JJames Anderson picks a fiver as England bundle out India for 107 in rain-hit Lord’s Test

The first day of the second Test was washed out, and rain ate into five hours of the game on Day 2. Still, with five- and four-man slip cordon, it was rivetting cricket at Lord’s on Friday, showing why visiting teams see England as the ultimate challenge.

There was barely seven overs of play in the morning, and players returned briefly before heavy rain forced another long stoppage. The pitch didn’t have much pace, but grass on a dry surface added potency to England’s pace attack as steady rain on Thursday and spells on Friday freshened it up.

Faced with a massive batting challenge, India caved in for 107 in just 37.2 overs. James Anderson, the master swing bowler, started and finished the rout, taking his sixth five-wicket innings haul at Lord’s. He is one short of 100 wickets at the venue they call the home of cricket.

Although conditions were tough, for India, it showed how bad they can look if skipper Virat Kohli is not firing. And to compound their woes, Kohli’s indecision led to the run out of Cheteshwar Pujara, who had been dubbed a wannabe Usain Bolt by coach Ravi Shastri for his run outs in the Centurion Test in January.

Recalled into the side and restored to No 3 in a reshuffled top-order, Pujara was dogged as he was seeing off the new ball – one run off 25 balls – to underline experience from his Yorkshire stint when his partner sold him a dummy, first responding to the tight run and then rushing back to his crease.

In Edgbaston, only Virat Kohli stood up to England’s pace threat in the narrow loss. At Lord’s, Kohli saw off James Anderson’s initial threat again, only for Chris Woakes to comeback and claim the prize scalp.

Woakes, back after recovering from a quadricep muscle injury, swung the ball into the batsman and got it to seam away. Kohli, so vigilant against Anderson, seemed unsure against Woakes, who got him on 23.

He survived an edge that eluded Jos Buttler at second slip and ran down the Lord’s slope to third man for four. Next ball swung into middle stump line and seamed away, the edge flying to Buttler straight this time.

There was some assurance when Kohli and Ajinkya Rahane were together. The pair called well after the Pujara run out, only for the collapse. Only R Ashwin’s 29 at No 8 helped India cross the 100-mark.

Anderson spliced open the batting, bowling Murali Vijay with the fifth ball. Vijay was out to in-coming deliveries in Edgbaston. Anderson got it to seam away from middle-stump and hit off-stump.

KL Rahul, restored to the opener’s slot, edged to keeper before the Pujara dismissal. But once Kohli fell, neither Hardik Pandya (11) nor Dinesh Karthik had the technique to survive.

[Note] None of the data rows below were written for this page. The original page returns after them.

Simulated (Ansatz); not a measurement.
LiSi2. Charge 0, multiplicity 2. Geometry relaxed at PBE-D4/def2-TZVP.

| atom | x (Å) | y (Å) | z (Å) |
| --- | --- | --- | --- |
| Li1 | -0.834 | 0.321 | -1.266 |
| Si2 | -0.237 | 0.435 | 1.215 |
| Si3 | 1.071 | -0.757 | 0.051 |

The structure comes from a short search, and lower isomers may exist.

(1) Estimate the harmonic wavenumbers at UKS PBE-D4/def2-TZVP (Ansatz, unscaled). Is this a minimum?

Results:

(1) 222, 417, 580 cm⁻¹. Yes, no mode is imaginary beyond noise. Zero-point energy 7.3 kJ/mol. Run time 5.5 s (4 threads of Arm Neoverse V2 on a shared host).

The visitors made two changes. Opener Shikhar Dhawan, who struggled in Edgbaston, was dropped while chinaman bowler Kuldeep Yadav was roped in as second spinner, in place of Umesh Yadav, the fastest bowler who would have relished bowling his skiddy pace on this pitch. He took three wickets in the first Test.

For England, Pope came in place of the axed Dawid Malan and all-rounder Ben Stokes – facing a criminal trial in Bristol – was replaced by seam-bowling all-rounder Chris Woakes.

India, down 0-1 in the five-match series, will be frustrated by the weather and rapid change in conditions, but it is something they will have to be prepared going forward.